A perfect storm of ineptitude

Phil Twyford Credit: Pixy

My word, didn’t Collins enjoy herself in the House on Tuesday and Wednesday? Asking the embattled minister about houses offered as passing the ‘additionality’ test when they were completed before the Kiwibuild deal with the developer was signed. Then querying houses that pass the ‘affordability’ test when an identical house next door is being sold for $10,000 less.

Poor old Twyford, he is such a bumbling, inept minister, it really would be worthwhile passing the Euthanasia Bill, just to put him out of his misery.

National started the Special Housing Area scheme so Labour had to cancel it. There is no real reason, simply ‘some animals good, some animals bad’. ‘They’ did it so it must be bad.

Twyford claims it was only a ‘transitional’ measure, but the problem is that there is is nothing in place yet to transition to. Until Twyford has the UDA up and running in 2020 there is a vacuum and a shortage of land on which to build.

By all means kill off a transitional provision, but a sensible approach would be to have the replacement up and operating first.

There will now be a two-year hiatus before the UDA is operational, and maybe even longer, as things never seem to go quite to plan.

The situation in Tauranga is that housing developers say that they will exhaust the supply of available housing land and then be laying off staff. This is because Tauranga City Council appears not to have provided 10 years of supply of residential land as they are enjoined to by central government. It appears that they have less than one year of supply.

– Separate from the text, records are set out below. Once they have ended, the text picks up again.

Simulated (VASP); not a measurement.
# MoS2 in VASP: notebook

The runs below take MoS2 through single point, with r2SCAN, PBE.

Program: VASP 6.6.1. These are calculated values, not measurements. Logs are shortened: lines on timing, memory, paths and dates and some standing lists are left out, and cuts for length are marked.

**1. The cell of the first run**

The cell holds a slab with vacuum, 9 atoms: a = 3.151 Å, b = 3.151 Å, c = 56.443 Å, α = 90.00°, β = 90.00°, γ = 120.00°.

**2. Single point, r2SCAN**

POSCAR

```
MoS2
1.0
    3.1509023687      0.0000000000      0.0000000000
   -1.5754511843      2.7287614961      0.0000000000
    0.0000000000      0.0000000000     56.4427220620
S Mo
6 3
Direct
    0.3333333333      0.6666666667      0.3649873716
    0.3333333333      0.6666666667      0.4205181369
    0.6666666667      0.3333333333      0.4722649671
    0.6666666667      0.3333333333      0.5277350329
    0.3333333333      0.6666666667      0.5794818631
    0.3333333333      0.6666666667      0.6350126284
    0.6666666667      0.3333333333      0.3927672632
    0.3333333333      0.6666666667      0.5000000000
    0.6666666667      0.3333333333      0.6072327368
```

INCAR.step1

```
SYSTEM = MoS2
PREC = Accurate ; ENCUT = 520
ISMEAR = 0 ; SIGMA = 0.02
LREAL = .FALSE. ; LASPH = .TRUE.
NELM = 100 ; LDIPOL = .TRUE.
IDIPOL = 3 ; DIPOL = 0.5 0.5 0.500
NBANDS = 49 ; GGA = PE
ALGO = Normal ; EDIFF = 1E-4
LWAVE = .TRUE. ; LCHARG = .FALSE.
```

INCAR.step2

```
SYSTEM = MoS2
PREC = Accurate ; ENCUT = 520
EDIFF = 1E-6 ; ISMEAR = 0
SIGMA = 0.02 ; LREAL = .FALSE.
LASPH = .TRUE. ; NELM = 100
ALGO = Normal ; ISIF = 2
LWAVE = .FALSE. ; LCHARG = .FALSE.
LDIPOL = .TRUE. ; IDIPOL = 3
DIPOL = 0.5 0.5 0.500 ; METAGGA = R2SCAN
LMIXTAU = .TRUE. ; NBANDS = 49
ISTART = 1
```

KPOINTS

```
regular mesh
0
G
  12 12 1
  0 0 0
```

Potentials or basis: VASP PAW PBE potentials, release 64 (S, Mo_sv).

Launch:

Two SHAs in Tauranga would have allowed for 500 new homes but since Twyford pulled the plug the 500 homes (which would have passed an ‘additionality’ test) have gone down the gurgler.

It would seem that Twyford does not accept that there is a housing crisis in one of New Zealand’s fastest growing cities.

New housing areas require roads for access but Twyford has killed off any roading projects around Tauranga, SH2 and SH29, and now we know why. He had no intention of letting this new land be developed for residential housing, so there is, therefore, no need for roading improvements.

I understand that when various different decisions mesh together to achieve a positive outcome it is called joined-up-thinking. However, in this case it is more like a perfect storm of ineptitude.

Add a council that has not adequately provided for the future with a minister who removes the one lifeline that could have rescued them and the whole lot sinks.